Tuesday, November 20, 2012

Offering Thanks Through Sorrow

Everyone keeps asking what my family is doing for Thanksgiving.  Are you going anywhere?  How many family members are gathering together?  How big is the turkey? How many desserts will there be?

I fumble over myself, almost embarrassed to explain that there won't be a grand Thanksgiving dinner spread across my mahogany stained table.  Yes, there will be turkey, but cold and tucked inside dinner rolls as sandwiches.  There will be no labor-intensive pans of dressing or overflowing bowls of mashed potatoes filling the house with nostalgic aromas of Thanksgivings gone by, no cranberry sauce made from scratch.  Instead, there will be a salad of fresh lettuce straight from the garden and who knows what else.

My head unconsciously ducks as I reveal the reason for our simple meal. "We're going to have a picnic at Percy Quinn, a state park a little over an hour from here."

My listeners shake their heads politely.  Some express surprise; others change the subject to what they are doing instead.  All have plans far more intricate than mine.

Our family did this once before when I was in college--taking off for a State park.

Last weekend, my mother stated she just was too tired for Thanksgiving this year.  Her shoulders sagged a bit with the telling.  In the long pause, I read more than her words said.  Her son, my brother, and his wife won't be here.  Her daddy is no longer with us.

In short, there is no need for the large meal when our family is planted around the country, unable to come together until the end of the year.  And yes, there still is the tiredness

I understand where it comes from.  I feel it, too.  More emotional than physical, it still feels like both. And so we agree to go back to the park, to revisit this memory of simplicity.
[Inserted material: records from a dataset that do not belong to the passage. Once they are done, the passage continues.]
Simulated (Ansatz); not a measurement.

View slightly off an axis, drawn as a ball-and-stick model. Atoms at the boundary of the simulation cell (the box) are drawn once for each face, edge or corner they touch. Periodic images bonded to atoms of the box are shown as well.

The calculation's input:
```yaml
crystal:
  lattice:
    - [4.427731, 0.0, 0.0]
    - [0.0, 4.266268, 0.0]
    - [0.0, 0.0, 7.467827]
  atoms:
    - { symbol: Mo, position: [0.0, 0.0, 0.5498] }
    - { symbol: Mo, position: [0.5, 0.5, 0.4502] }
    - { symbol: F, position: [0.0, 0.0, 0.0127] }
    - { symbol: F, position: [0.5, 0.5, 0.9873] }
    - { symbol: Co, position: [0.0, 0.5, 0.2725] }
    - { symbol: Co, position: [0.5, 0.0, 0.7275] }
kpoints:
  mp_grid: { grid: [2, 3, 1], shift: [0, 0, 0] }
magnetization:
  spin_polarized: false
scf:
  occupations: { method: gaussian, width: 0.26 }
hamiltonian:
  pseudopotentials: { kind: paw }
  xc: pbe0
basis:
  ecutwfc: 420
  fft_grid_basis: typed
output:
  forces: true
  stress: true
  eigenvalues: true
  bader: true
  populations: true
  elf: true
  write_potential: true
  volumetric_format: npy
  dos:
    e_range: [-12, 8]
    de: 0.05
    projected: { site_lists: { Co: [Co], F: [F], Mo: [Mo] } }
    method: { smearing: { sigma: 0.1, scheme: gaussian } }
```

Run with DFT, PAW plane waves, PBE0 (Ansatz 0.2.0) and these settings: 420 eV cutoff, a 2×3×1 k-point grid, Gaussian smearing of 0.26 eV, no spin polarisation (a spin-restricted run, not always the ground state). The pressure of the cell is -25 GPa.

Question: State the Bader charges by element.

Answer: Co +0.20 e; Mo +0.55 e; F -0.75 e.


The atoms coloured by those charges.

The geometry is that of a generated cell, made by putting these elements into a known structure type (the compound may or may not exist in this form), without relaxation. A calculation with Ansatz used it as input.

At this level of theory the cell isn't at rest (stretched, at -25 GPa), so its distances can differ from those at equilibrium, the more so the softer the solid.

For our family, the months of November and December are like the pendulum of a grandfather clock, swinging wide and high to sadness, then seeming to pause there before barreling down the arc and up again to the other side towards joy before pausing again and repeating itself.

This cycle of contradicting emotions defines the Thanksgiving / Christmas season.

With my brother and his wife along with me and husband celebrating our wedding anniversaries during these months; with the pausing to give thanks for the year's many blessings and the birthday of our Lord Jesus--it is a most celebrated, joyful time that our home looks forward to with great anticipation.

Yet, it is also the most painful time of year.  Just five years ago this November, our family's patriarch, my Grandfather, died.  Last December, my husband's Maw Maw left us to spend Christmas in heaven.

And yesterday, we buried my husband's Aunt Lisa--a beloved aunt, mother, sister, and friend.
Although this is my husband's blood, since my adoption into the family by marriage twelve years ago, it is mine, too.  It is my children's blood.  And so, I grieve with heavy heart.

My sorrow is not so deep for her who is no longer bound fast by strong cords of physical suffering but for her two still-young daughters, for her husband now left alone.

The oldest daughter just slipped a wedding ring on her hand less than a month ago.  We celebrated together at that wedding, another mixture of joy and sadness in this season.  It is a blessing she has a help meet.  It is the youngest I worry about the most, the one who has yet to really find her way in life, is still a free spirit searching for a place to land.

But even through this sadness, I listened yesterday as family around the tables circles round and voiced audible thanks--for happy memories, for each other, for those little mementos of a young mother's love of her daughters yet left behind.

Funerals are a paradox like that--sounds of weeping and laughter, heart's pain at the separation from the one beneath the flowers mixed with heart's joy from the knitting together with those left behind.

This is the only way to truly live.  We allow our hearts to open to those around us by embracing the living and those still alive in our hearts. Then, there is never a time when there is nothing to be grateful for.

Only with tender hearts can we give thanks.